Moore wields an awfully witty pen, and his regular deliveries of clever wordplay manage to hide the shallowness of his characters-for a while. A rather major problem is that neither Jeremy nor Milena are at all likable other than in brief flashes (Jeremy when he talks about his Uncle Gerard, and Milena when she puts a snobbish professor in his place), and both are tremendously shallow and maladjusted adults. Their "courtship"-which is the main plotline-is also not particularly engaging, consisting as it does of her mild on-again, off-again interest, and his pathetic puppy-dog chasing. So, while it's nice writing, it's also squandered writing.
It's a pity really, 'cause Moore is very skilled and clever. He keeps one guessing throughout as to whether apparently manifestations of "The Page" in Jeremy's life are real or simply a series of projected meaning and minor coincidence. There is also a nice subplot of academic satire which is quite funny at times. Throughout the book, individual scenes and conversations can be really engaging, so it's a bit disappointing that things drag on so long and end in a series of rather predictable revelations and semi-reversals. The book did win the Commonwealth Writer's Prize for Best First Novel, so clearly some were able to overlook its flaws. I'll definitely be keeping an eye out for his next book.
Difficult to Like
I found it difficult to like this novel.
I guess it's because I couldn't find a character to like within its pages, and I realise this may say more about me as a reader than it does about Moore as a writer.
Our "hero", Jeremy Davenport, is lazy, immature, ridiculous and foolish enough to believe his destiny lies in a random page torn from an encyclopaedia well into adulthood. His love interest, and it is their dysfunctional relationship that fleshes out the majority of the novel, is an equally exaggerated goth princess, with a hellish childhood, a feminist bent and confused sexual preferences.
The rest of the characters are an ensemble from the edges of society: Drug addicts, prostitutes, murderers, gamblers, alcoholics, non-English speaking immigrants and pompous academic types.

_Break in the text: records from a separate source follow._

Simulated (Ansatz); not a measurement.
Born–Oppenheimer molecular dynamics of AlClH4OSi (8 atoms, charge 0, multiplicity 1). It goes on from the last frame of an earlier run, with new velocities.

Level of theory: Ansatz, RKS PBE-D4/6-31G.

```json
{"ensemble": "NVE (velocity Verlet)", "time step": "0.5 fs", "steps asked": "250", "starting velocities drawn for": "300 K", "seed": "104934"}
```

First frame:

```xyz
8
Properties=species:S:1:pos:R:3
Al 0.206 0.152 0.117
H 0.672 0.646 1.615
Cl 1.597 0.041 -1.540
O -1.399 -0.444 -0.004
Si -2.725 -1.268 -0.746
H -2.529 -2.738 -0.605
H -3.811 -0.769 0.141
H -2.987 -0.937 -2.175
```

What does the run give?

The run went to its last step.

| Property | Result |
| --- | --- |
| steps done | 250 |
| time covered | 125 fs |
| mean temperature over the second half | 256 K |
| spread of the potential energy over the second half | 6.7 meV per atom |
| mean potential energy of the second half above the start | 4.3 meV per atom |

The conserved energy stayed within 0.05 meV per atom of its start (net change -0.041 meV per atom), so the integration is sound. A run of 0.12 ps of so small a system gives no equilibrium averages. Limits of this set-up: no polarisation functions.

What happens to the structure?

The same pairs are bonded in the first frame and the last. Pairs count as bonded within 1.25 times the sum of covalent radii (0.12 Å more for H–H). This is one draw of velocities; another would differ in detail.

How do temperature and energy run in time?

No doubt this is all for Bakhtinian effect, a carnival of grotesque characters, a collective able to subvert your bulk standard novel's fare, and if you like this kind of narrative game, then you'll like this novel.
The novel is humourous, and I found myself laughing out loud in several places. I did find myself satisfied, in a comfortable readerly way near the end, briefly, before the "real" ending kicked in to remind me that this isn't that kind of novel.
A good novel, well-written and firmly post-modern, but difficult to like.